Then Scott and I walked off the field, just hoping not to get wiped out too badly. But the moment the ball dropped it was as if we had been transported to a feel-good movie. Our international band of misfits was playing with lion-hearted valor. Jacob anchored the defense, playing like a whirling dervish while his line mates, the Taiwanese Ethan and the Korean Ji Yoon displayed far more aggression than they had all year. They were meeting and reversing virtually every charge and when a shot did get by them, Scott’s son Samuel made great saves. We continued to cheer them on, screaming to never give an inch.

One of the stars on the opposing team took off down the sideline, feeding another streaking player whose eyes grew wide as he spied a clear lane to the goal. But Jacob flew over, put his foot out, stripped the ball and fed it to Ethan, who passed to Cameron in the middle of the field. She took off toward the goal, with a clean breakaway, taking a strong shot, which the goalie snagged with a fantastic leaping save.

This game was now officially unbelievable and the parents were cheering wildly. A few minutes later, sweet, good-natured Korean Chet had another breakaway attempt foiled. We were dominating the action, and I suddenly found myself tearing up behind my dark sunglasses for reasons I can only barely fathom. I was just overwhelmed with pride that these kids were all putting themselves on the line, tapping into something I’m certain they didn’t know was inside of them.

“You guys are like a different team,” Steve told me. “No one has shut us out all year.” The mother of his star player approached me, saying, “I can’t root against my son but I can’t root against your team either.” Their elevation was that obvious.

Meanwhile, the game was dragging on at least 10 minutes beyond its 20-minute slot. Noting that my kids were losing steam, I encouraged them to stay focused while praying for a whistle. Black attacked, with three or four kids in front of our goal. Jacob took the ball, found himself boxed in and tapped it back to the goalie to control — but it squiggled in. And just like that it became clear that this is real life eight-year-old’s soccer and not a Disney movie. The whistle blew, about two seconds too late, as the other team hopped around in celebration and my guys glumly lined up to shake hands.

We gathered in a circle and I was happy to see that no one looked too dejected. Even Jacob felt certain he had made the best possible choice in a bad situation and no one else seemed to notice who had actually scored the lone goal. “I have coached two kids for four years,” I said. “And I have never, ever been prouder than I am of you right now.”

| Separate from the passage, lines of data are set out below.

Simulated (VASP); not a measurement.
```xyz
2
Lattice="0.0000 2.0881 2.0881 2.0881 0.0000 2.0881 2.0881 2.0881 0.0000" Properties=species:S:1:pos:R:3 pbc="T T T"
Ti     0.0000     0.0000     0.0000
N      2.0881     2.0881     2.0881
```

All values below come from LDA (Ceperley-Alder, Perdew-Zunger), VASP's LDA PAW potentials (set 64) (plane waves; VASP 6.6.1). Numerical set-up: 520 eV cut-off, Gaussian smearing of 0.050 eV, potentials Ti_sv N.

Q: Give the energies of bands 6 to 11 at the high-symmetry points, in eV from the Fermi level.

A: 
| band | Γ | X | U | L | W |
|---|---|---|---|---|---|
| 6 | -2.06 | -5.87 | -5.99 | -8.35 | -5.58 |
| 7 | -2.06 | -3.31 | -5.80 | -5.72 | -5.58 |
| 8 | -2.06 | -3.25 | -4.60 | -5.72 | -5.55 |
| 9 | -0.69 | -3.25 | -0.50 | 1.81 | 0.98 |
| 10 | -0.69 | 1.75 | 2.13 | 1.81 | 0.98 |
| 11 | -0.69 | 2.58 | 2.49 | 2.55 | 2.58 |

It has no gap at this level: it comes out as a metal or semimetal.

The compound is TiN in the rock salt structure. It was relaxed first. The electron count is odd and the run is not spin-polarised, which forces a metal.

At least one kid wasn’t buying it: “But we lost,” said the friendly Hong Kong kid who seemed to live his life with a joystick in one hand and a candy bar in the other.

“I don’t care. We’ve been telling you all season that winning doesn’t matter. We only want you to play hard and have fun and this is what we meant.”

They held it together for one more 0-0 tie, giving us an experience that I hope they will all remember. It’s hard to imagine a winless season ending on a more upbeat note. Why do we all have our kids play sports? What are we trying to accomplish? We want them to have fun while learning the value of exercise, teamwork and consistent effort. I think that during these four games, every kid discovered a fifth gear they didn’t know they had. If that knowledge stays with them, no matter how deeply buried … well, that’s why we want our kids to play sports. And that’s the same in any country and in any language.

* * *

Readers Respond

Write to me and I’ll post selected comments in a future column. Please let me know if you want to share your thoughts but don’t want your letter published. Below are selected, edited responses to my previous Expat Life column, about buying celebrating the holidays in Beijing.

* * *

I am a 10-year U.S. expat in Osaka, Japan, and you have captured the Asian expat experience better than anyone else I know.

Your statement “kids…running wild through the streets in a manner more similar to what I did 30 years ago than to what you see in most contemporary American neighborhoods,” was as usual spot on. We have a great Halloween celebration in the neighborhood surrounding the Osaka International School, and the older U.S. expats all agree that it reminds us of our childhood.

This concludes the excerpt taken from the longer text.